Great article about a great show, but disagree that Seinfeld was 'hugely inferior'. They were very different shows and both were innovative in their own way. One thing that they did have in common though was the fact that they featured largely unsympathetic protagonists.

Juzzy Jenkins 9:54 am, 8-Oct-2010

I agree with Mr Fitch. Spot on apart from the Sein-dig. I've just been through the Garry Shandling show first season. Funny,fluffy- haired fun.

Justin Quirk 10:11 am, 8-Oct-2010

Thanks for the comments - and I accepted long, long ago that I'm in a minority of one on Seinfeld...

Ryan H 12:50 pm, 8-Oct-2010

"People think of Hank Kingsley as a, just a 'meat-and-potatoes' guy. You know? A guy you can invite over for dinner. 'Hey Hank, what are you doing tonight? Do you want some dinner? Come on over! We're having some meat and potatoes. What's that? You can't make it? You're busy? What are you doing?' WELL I'M JUST FUCKING TWO WOMEN!"

Justin Quirk 1:42 pm, 8-Oct-2010

@Ryan H. If I could ever write a line as funny as that, I'd retire happy.

Rob 10:12 pm, 8-Oct-2010

I loved Larry Sanders. This is a great epitaph to a great show.

Thai collie 3:29 pm, 9-Oct-2010

Said it before- best sitcom ever. Complete series is released on nov 2. Think its region 1 only but thats no biggie. Easy to change on your player. I've pre-ordered and cannot wait.

Kev 11:44 pm, 12-Oct-2010

As well as the BBC2 graveyard slot, they also stashed it away on UK Play (Remember that?!) in the early 2000's - but they seemed to muck around with the order of the episodes. Typical BBC - an absolute gem of a show and instead of giving it a regular 10pm slot, they hide it so they can show repeats of Gimme Gimme Gimme.

Keith Wildman 2:15 pm, 13-Oct-2010

Even more frustrating is it's taken so long to get on DVD. It was bad enough trying to trace it's movements across the BBC schedule, but only to be able to buy a 'best of' compilation and then later just the first season is scandalous. The last ever episode was superbly done too. When Hank snapped: HANK[testy rage] No more, no more! I swear to god no more! One more -- one more remark an' I -- I -- I -- I swear, I -- I -- I'll fuckin' choke you, with my hands! [breathing heavy, sees they've stopped laughing at him yet are apparently pointless to talk to, he is walking away] I'm sorry, muh -- I'm just sorry. [turning to them] I mean -- uh but -- there is a -- There Is A Book Called "Hank, [indignantly gestures up and down his body] Kingsley." But there's a new Chapter, and you! sir, are not In it. And you! Sir. Are Not In it. [turns completely around once, stops] An' all I gotta say, is, "Fuck You." Fuck you. Fuck You for the way you've, for the way you treated me, and the Joke, the Joke you made me out to be. [calm, waves index finger 'no'] Fuck you. [dignified, calm, walks away]
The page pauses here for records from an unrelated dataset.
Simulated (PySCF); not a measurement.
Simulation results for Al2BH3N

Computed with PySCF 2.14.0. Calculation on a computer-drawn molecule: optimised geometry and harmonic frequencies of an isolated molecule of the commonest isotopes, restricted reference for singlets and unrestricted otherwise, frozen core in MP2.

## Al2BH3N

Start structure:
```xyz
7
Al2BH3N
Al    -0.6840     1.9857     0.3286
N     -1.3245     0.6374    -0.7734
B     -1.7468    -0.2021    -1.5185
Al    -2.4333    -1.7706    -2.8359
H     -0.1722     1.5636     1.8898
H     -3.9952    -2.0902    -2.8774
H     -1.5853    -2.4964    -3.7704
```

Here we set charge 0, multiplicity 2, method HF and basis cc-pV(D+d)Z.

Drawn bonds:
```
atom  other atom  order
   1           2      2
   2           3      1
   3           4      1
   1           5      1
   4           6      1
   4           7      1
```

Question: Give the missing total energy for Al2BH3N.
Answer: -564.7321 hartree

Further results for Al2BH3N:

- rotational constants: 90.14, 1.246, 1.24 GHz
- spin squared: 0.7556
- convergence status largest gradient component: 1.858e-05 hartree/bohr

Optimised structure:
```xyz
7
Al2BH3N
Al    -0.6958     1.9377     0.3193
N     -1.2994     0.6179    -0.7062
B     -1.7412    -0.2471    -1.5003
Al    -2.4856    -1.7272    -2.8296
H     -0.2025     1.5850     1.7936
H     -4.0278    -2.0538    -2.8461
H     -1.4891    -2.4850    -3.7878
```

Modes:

Justin Quirk 2:18 pm, 13-Oct-2010

@Keith Wildman. You're right, that scene in particular was an absolutely superb piece of writing. Good news though - from what I can tell from the PR, each subsequent series is being released in its entirety; think the next one is out a month from now (series 2) and then so on after that. The American market's had them released as one giant box set (17 discs, I think) but at least this way we'll get them all eventually.

DrRic 4:02 pm, 28-Mar-2011

Nice article, about a show I am now very tempted to go back to. But which tart keeps slapping the "Fresh Stuff! Just In!" graphic on 6 months old stories? ("Old stuff, still good" would surely be better and more accurate).

Mac 5:12 pm, 2-Apr-2011

Excellent article. No Hank Kingsley - no David Brent. There's even a scene where Hank, having an age-crisis, gets an earring, is overly blase about it, then confesses that it really stings. Just as Brent does. That apart, David Brent is a great character, and if you're going to borrow, borrow from the best. Watching Brent's desperation to be loved and accepted, as entertaining as it was, felt a bit Hank-lite to me. Interesting that you describe Hank as "hateful," which he certainly was, but somehow you couldn't hate him (well I couldn't). To me that it's genius - creating people who behave abysmally and should be loathsome, but somehow aren't. And it's funny. All friggin' 89 episodes are very, very, funny.

Dan Alland 8:39 am, 26-Apr-2011

"hugely inferior Seinfeld" They're two completely different styles of sitcom. It's like saying The IT Crowd is hugely inferior to The Thick of It... you shouldn't be making those kinds of comparisions. Basically, you're talking bollocks, mate.